The head of the Palestinian football federation is calling on Arab and Muslim sports fans to boycott Argentina – and to burn photos and T-shirts of Lionel Messi.
Jibril Rajoub made the call after a demonstration in front of the Argentinian representative office in Ramallah, where he asked the Argentine Football Assocation (AFA) and the national government to cancel next week's upcoming friendly match against Israel on June 9. Israel's football federation says Messi is expected to play in the match.
The match is scheduled to be played Saturday at the 31,733-person capacity Teddy stadium in the Jerusalem neighbourhood of Malha, which is situated on the site of a former Palestinian village destroyed during the war that established Israel 70 years ago.
"Messi. Don't come. Don't whitewash the face of racism," Rajoub said.
"This match has become a political tool,” he added. “The Israeli government is trying to give it political significance by insisting it be held in Jerusalem.”
Tensions are running high in the Middle East. Palestinians are outraged at US President Donald Trump's decision last December to recognise Jerusalem as Israel's capital, breaking with decades of policy, and move his country's Embassy there.

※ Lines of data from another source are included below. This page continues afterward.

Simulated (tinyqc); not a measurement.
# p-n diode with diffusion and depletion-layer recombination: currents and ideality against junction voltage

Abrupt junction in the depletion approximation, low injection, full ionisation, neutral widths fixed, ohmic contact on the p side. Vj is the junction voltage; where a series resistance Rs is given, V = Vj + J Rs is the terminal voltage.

The Embassy opened on May 14, fanning Palestinian anger and intensifying protests on the Gaza border, with at least 61 Gazans killed in clashes with Israeli forces that day. Palestinians claim the eastern part of Jerusalem, annexed by Israel, as the capital of their future state. The Jewish state considers the entire city its own "indivisible" capital.
Rajoub, the head of the Palestinian Football Association, has long called for sanctions to be levelled against Israel, which has six league teams based in Israeli settlements in the occupied West Bank. Palestinian authorities say Israel is in breach of FIFA regulations which state that a country cannot play matches on the territory of another association without permission.
“Messi is a symbol of peace and love,” Rajoub said. “We ask him not to participate in laundering the crimes of the occupation.”
Messi, he added, “has tens of millions of fans in the Arab and Muslim countries... we ask everyone to burn their shirts which bear his name and posters [with his image].”
The Arab League has also urged Argentina to cancel the pre-World Cup friendly. The Cairo-based organisation’s issued a statement saying “Israel is using the match for political purposes that have nothing to do with sports and is harming the rights of Palestinians guaranteed by international conventions.”
Some reports in Israeli media have suggested the Argentine Football Association (AFA) may be receiving as much as US$3 million for the game, although the Israeli Football Association has denied that is the case.
Sampaoli unhappy
National team coach Jorge Sampaoli has also complained about the match's location. The Albiceleste are currently in Barcelona training, but speaking after last week's 4-0 win over Haiti, Sampaoli said he wasn't "the one who decides when we play and who we play."
Sampaoli stressed he did not want to get drawn into any comment on the tension between Israelis and Palestinians. But he said: "From a sporting point of view, I would have preferred to play in Barcelona. But that's the way it is, we have to travel on the day before the match, play Israel in Israel and then from there go on to Russia.
"That is the schedule that the AFA have given us."
Argentina, who were the beaten finalists in 2014, play their first World Cup match against Iceland on June 16. They will also face Nigeria and Croatia in Group D.
Israel finished fourth in Group 7 in qualifying for the World Cup, behind Spain, Italy and Albania. They last qualified for the World Cup in 1970.
In the past, Argentina have played Israel several times in friendly matches, usually before the World Cup, suffering a 1-2 defeat in 1998 but crushing the Israelis 7-2 in 1990 with Maradona at the helm.